PUBLISHED July 26th, 2018 06:00 am | UPDATED June 3rd, 2020 12:15 am
Have you heard of Ai Wei Wei, the internationally-renowned artist famous for his political works and, even more controversially, open criticism of the Chinese government? Because his latest project, ‘Human Flow’, is one you need to see.
The 140-minute long feature documentary, which debuted in November last year, centres around the escalating global refugee crisis that affects some 65 million people around the world. And I’m not just talking about those made homeless by the Syrian Civil War. In its essence, ‘Human Flow’ is an exhaustive tour of practically every refugee crisis currently happening in the world. Crossing oceans and passing through 23 countries in the span of a year, Ai travels to Myanmar, Gaza, Afghanistan, Greece, Iraq, and beyond to tell the stories of displaced communities, all the while carrying with him the characteristic Zen-like air of calm.
He makes his way to Kenya’s Dadaab, the largest such refugee camp in the world, to the Greek island of Lesbos, where half a million people landed just last year alone, and visits Turkey, where some three million are currently encamped and stranded. At one point, Ai travels with his crew to the Mexico–United States border, where he exchanges tense words with a patrolman. “We’re making a film.”
With more than 10 videographers and cinematographers on board, including Christopher Dolye (best known for his collaborations with celebrated Hong Kong filmmaker Wong Kar-Wai), ‘Human Flow’ is a visual delight that makes a spectacle of its vastness. Its drone shots are particular captivating, as you examine the colour of the land and people to grasp where you’re at any point. One minute, you are with a group of people, and the next minute, you are on another continent with another group. And it is perhaps this point that asserts the commonality between these migrants: once status, education, and privilege are shed, we are all the same.
At times, Ai is seen filming on his smartphone, and the pixelated footage we observe lends a sort of shaky proximity to the subjects. At Lesbos, where the film opens, he helps catch disorientated passengers as they climb off the boat. And it is this human flow that makes the documentary show captivating – scenes of refugees trudging onwards in streams towards some form of hope.

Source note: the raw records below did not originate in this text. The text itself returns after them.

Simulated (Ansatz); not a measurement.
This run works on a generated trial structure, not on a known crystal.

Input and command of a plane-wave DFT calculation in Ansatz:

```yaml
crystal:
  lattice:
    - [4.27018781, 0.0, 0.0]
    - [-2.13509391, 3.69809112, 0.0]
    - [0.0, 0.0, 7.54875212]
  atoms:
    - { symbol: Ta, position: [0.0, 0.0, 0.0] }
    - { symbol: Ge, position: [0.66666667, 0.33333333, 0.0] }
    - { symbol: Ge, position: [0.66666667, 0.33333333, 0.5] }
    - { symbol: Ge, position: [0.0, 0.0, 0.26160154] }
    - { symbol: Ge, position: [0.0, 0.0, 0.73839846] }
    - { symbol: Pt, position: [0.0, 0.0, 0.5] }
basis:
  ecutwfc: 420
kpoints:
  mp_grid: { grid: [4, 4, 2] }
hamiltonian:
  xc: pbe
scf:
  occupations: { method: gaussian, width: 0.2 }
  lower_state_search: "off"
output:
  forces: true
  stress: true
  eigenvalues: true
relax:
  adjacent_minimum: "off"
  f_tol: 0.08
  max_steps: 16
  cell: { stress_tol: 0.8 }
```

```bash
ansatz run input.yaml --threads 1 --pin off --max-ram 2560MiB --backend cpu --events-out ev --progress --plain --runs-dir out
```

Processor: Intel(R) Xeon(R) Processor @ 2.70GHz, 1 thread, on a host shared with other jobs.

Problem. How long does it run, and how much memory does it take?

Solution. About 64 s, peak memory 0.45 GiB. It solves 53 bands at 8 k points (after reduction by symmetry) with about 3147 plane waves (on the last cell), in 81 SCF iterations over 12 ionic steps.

The documentary is not a comfortable one to watch. I would almost call it depressing, and it’s something viewers should be prepared to face. There are tense scenes: a teary Iraqi woman from Mosul talks about missles “falling like rain”, and later, a man standing in front of freshly dug graves counts off the identity card of family members who passed away – five out of 17. Ai also plays with silence a lot, letting actions do the talking. The most upsetting shot is one of a child’s mangled body lying in the sand, as migrants walk past helplessly.
As the credit rolls, we are not presented with answers – that is not what Ai Wei Wei is trying to accomplish. What he tried to, and succeeded in doing, is to put human faces on an issue that governments are trying to circumvent, compellingly showing that the proverbial Exodus is very real. Only this time, Moses is not there to part the Red Sea.